So, Disarming. Rarely seen in most games, when it is, its either TOTALLY USELESS or HORRIBLY BROKEN. But I am building city guard templates so I can throw up a level appropriate city patrol in seconds. Most squads will consist of (lets say for a party of 4 guards) two sword and board types to soak up damage and bull rush, and 2 pole arm users, one to trip, one to disarm. Now with a Guisarme and Improved trip and a 14 in STR, my guards are getting +6 to their trip. Rather respectable without magic items or spells.

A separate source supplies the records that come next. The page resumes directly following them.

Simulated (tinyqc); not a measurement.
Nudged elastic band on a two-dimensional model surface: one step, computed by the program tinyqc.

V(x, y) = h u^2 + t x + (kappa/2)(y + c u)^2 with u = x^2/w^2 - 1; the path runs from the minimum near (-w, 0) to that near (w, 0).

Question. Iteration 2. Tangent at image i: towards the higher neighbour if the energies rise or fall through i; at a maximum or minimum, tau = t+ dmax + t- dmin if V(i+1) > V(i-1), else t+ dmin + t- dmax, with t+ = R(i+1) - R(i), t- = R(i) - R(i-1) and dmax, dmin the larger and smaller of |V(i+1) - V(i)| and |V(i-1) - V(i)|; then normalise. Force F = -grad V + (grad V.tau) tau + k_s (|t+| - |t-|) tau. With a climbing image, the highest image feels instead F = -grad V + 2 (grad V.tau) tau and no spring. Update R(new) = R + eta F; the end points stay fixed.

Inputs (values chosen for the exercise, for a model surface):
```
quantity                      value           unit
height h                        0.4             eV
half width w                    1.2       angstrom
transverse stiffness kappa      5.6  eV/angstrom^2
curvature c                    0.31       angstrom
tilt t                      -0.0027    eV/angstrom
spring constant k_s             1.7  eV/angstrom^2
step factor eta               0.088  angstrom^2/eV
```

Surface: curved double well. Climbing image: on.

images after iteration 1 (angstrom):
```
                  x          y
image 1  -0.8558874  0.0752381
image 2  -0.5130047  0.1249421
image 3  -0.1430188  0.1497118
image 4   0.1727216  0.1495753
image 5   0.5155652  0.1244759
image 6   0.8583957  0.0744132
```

But the disarm guy. Same stats, so medium creature with +2. Takes Improved Disarm which, just like improved trip, grants a nice +4. So thats +6. I gave him a Ranseur, which confers a natural +2 to disarm. Ok, so +8. Thats getting a little high, but not too bad. Then I read this:


The wielder of a two-handed weapon on a disarm attempt gets a +4 bonus on this roll...

So, with 14 str (+2), a Ranseur (+2), Improved Disarm (+4) and the fact that the Ranseur is a two handed weapon (+4), I get +12 to disarm. And disarm doesnt require an attack roll like trip does.

Am I reading all that right? Is disarm REALLY that broken? I mean the tripping polearm, the guisarme, is identical damage but confers no bonus to tripping other than "You can drop the weapon". I dont mind it being that high, but i feel like I am missing something.

Elder_Basilisk
2016-08-11, 05:20 PM
Hi all

So, Disarming. Rarely seen in most games, when it is, its either TOTALLY USELESS or HORRIBLY BROKEN. But I am building city guard templates so I can throw up a level appropriate city patrol in seconds. Most squads will consist of (lets say for a party of 4 guards) two sword and board types to soak up damage and bull rush, and 2 pole arm users, one to trip, one to disarm. Now with a Guisarme and Improved trip and a 14 in STR, my guards are getting +6 to their trip. Rather respectable without magic items or spells.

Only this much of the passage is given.